Resolved: No resolutions for 2019, except for maybe one

I hereby resolve to make no New Year’s resolutions as we bid a warm and heartfelt welcome to 2019.

OK, I might make one exception, which I’ll get to in just a moment.

My history with New Year’s resolutions is about as successful as my history of making political predictions, which is to say it stinks. I don’t have the mental or emotional discipline I used to possess; therefore, resolutions are likely to topple over after I make them.

Thus, I don’t even try any longer. Most of the time, that is.

My one exception involves this blog. I won’t declare it officially, which would hold me totally accountable for resolution fidelity. However, I plan to keep pounding away on High Plains Blogger at the president of the United States, Donald John Trump.

I have to qualify it by inserting the “I plan” qualifier. I’m like the politician who says he has “no intention” of seeking another public office. When I hear a pol equivocate like that I hear him or her saying, in effect, that he or she doesn’t “intend” to do something in the moment, but cannot predict what might occur the next day, or even the next 45 minutes. You got that?

So I won’t commit fully to anything regarding this blog. Situations might change dramatically in the next year. Donald Trump might be out of the picture before the end of the next year. Or the probe into alleged collusion might turn out to be a total loser, that special counsel Robert Mueller has come up with nothing at all . . . just as Trump has said. Something tells me, though, that Mueller has come up with some mysterious “something” on the president.

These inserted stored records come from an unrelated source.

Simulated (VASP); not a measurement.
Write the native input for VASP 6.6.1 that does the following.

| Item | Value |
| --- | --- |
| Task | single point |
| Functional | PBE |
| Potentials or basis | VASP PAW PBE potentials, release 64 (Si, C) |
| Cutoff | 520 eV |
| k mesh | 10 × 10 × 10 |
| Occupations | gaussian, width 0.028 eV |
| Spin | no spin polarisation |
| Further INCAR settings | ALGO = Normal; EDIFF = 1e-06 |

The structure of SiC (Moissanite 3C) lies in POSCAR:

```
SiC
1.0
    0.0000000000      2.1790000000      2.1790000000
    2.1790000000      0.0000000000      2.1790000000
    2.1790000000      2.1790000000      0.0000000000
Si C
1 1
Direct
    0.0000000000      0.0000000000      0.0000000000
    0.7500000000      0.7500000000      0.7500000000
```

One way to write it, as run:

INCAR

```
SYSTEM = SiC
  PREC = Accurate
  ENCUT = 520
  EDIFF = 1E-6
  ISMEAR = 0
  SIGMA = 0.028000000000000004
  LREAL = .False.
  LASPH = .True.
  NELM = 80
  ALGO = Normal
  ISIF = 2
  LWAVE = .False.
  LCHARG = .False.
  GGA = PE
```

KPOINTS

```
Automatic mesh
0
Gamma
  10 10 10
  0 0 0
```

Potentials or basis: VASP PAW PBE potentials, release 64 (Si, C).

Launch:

The rest of ’em? Those resolutions about losing weight? Keeping a civil tongue? Showing better manners? No need to commit to any of those other resolutions. Yeah, the weight-loss goal always looms. I’ll deal with it in due course, but I just cannot commit to anything with the promise of staying totally faithful to the commitment.

I’ll wait for the new year the way I’ve done it for the past, oh, many years. I will go to bed early, then awaken on New Year’s Day. The sun will come up. I’ll have breakfast with my wife. We’ll bid “good morning” to Toby the Puppy.

Then I’ll settle in for another year of blogging. I plan to keep my powder dry.